The U.S. Department of Agriculture has declared several Australian states free of Mediterranean fruit flies.

The USDA’s Animal and Plant Health Inspection Service now recognizes New South Wales, Northern Territory, Queensland, South Australia, Tasmania and Victoria as Medfly-free, according to a ruling published in the Aug. 29 Federal Register.

In addition, the state of Western Australia has been ruled free of Queensland fruit flies.

APHIS has recognized various areas of Australia as free of Medflies, Queensland fruit flies and other fruit flies destructive to citrus for more than 10 years, and no fruit fly problems have occurred as a result of commodities being imported into the U.S. from these areas, according to the ruling.

Medfly populations are restricted to a small part of the southwestern Australia and isolated communities in coastal towns in the northern part of the state.

And with the exception of a fruit fly exclusion zone in parts of South Australia, northern Victoria and southern New South Wales, populations of Queensland fruit fly are restricted to Queensland, New South Wales, Victoria and the Northern Territory.

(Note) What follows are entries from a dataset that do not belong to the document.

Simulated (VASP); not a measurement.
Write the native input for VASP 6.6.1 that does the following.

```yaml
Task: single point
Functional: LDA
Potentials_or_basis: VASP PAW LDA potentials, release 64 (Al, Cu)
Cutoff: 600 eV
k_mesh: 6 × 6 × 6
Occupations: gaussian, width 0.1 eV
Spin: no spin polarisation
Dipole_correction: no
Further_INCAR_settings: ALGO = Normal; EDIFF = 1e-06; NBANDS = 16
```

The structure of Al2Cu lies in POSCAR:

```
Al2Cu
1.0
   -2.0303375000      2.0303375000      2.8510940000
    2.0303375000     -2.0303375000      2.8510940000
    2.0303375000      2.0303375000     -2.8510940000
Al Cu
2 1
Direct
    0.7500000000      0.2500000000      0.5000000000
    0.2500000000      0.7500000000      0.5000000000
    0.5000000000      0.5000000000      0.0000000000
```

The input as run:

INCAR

Although APHIS is recognizing parts of Australia as free of Medfly and another part as free of the Queensland fruit fly, fruit from these areas will still require mitigation, typically quarantine treatment, before importation into the United States.

Those treatments, however, will be less stringent in an area where just once of the pests, not both, is present, according to APHIS.

Cherries, for instance, have been treated with both cold treatment for Queensland fruit fly and methyl bromide for Medfly.

Now, though, since no area of Australia is home to both Medfly and Queensland fruit fly, cherries will only need one treatment.